When Ottawa Senators fans think of the Belleville Senators, names that generally come to mind are the prospects the team is waiting on – players like Mads Sogaard, Egor Sokolov, Roby Jarventie, Lassi Thomson, Tyler Kleven, Zack Ostapchuk, and Angus Crookshank.

The same can't always be said about the man responsible for their development.

Late last season, former Ottawa 67 David Bell took the reigns as head coach of the Baby Sens on an interim basis. The temporary tag was removed after the season ended.

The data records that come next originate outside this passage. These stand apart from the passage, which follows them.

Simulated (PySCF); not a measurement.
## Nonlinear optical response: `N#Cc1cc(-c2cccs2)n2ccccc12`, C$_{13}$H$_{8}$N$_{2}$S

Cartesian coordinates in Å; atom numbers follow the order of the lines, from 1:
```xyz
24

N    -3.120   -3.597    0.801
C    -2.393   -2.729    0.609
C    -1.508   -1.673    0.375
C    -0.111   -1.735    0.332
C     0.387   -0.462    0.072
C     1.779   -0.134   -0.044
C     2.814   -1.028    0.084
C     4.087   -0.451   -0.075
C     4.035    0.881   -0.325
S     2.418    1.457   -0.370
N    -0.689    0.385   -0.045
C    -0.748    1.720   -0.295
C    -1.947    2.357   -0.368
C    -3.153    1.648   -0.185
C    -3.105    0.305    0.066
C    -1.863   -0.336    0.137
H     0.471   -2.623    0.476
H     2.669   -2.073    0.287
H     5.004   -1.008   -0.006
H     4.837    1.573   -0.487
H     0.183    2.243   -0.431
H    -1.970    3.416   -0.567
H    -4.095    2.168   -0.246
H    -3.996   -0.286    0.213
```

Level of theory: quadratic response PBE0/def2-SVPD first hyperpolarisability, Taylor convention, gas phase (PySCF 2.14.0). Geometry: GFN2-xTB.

"David is very deserving of this promotion," Senators general manager Pierre Dorion said in a May club press release. "His transition from assistant to the interim head coaching position this past winter was seamless. We've witnessed good synergy between coaching staffs at the AHL and NHL levels, which continues to be vital for an organization seeking to take the next step in both leagues."

There probably aren't many Ottawa fans who kept track of Bell after his four-year playing career with the 67's, which included two trips to the league finals. His professional playing career spanned nine cities in three leagues.

Bell's coaching career is equally well-traveled, with Belleville being his eighth stop and fourth league over the past 19 years. This is his first head coaching gig in the American Hockey League.

If the mark of an AHL prospect who ultimately makes it to the NHL is perseverance, then the Ottawa Senators couldn't have chosen a better role model for their prospects. 

During his playing career, Bell commanded respect more by his actions than anything he said. Though his offensive numbers as a defenseman were respectable, his 463 career penalty minutes in the OHL showed that Bell understood the role he needed to play to try and forge a pro hockey career. 

This is a lesson that many AHL players, who may have been stars at previous levels, need to learn to transition to the show. For example, Bell had that very conversation with B-Sens forward Angus Crookshank, Belleville's leading goal scorer last season.

"(Angus) knew that he needed to work on his D-zone coverage and 200-foot game," Bell told TheAHL.com last season. "He works every day with video. Now, you're starting to see this guy grow. I can put him out in the final minute, or I can put him out with the lead, and he's going to be responsible.

"That's where I've seen the biggest growth in Angus, and he needs that growth to take the next jump."

Though hockey and the role that fighting plays in it has changed since Bell was a player, there is something to be said about playing for a coach who wouldn't ask a player to do anything he wouldn't do himself.

The B-Sens are off to a 3-2-1 start, but it's no secret that, in the AHL, getting to the next level isn't necessarily a matter of how much winning you do. For example, in 2011, Binghamton Senators head coach Kurt Kleinendorst won an AHL title but never got to coach in the NHL. The coach Kleinendorst defeated that year, Mike Yeo, has had two stops as an NHL head coach and two as an assistant.

If Sogaard, Sokolov, Jarventie, Thomson, Kleven, Ostapchuk, and Crookshank ascend to the parent club, that only elevates the chances that Bell could one day join them.

NHL teams always stress the importance of having prospects in the system. Having a future NHL coach in the system doesn't hurt either.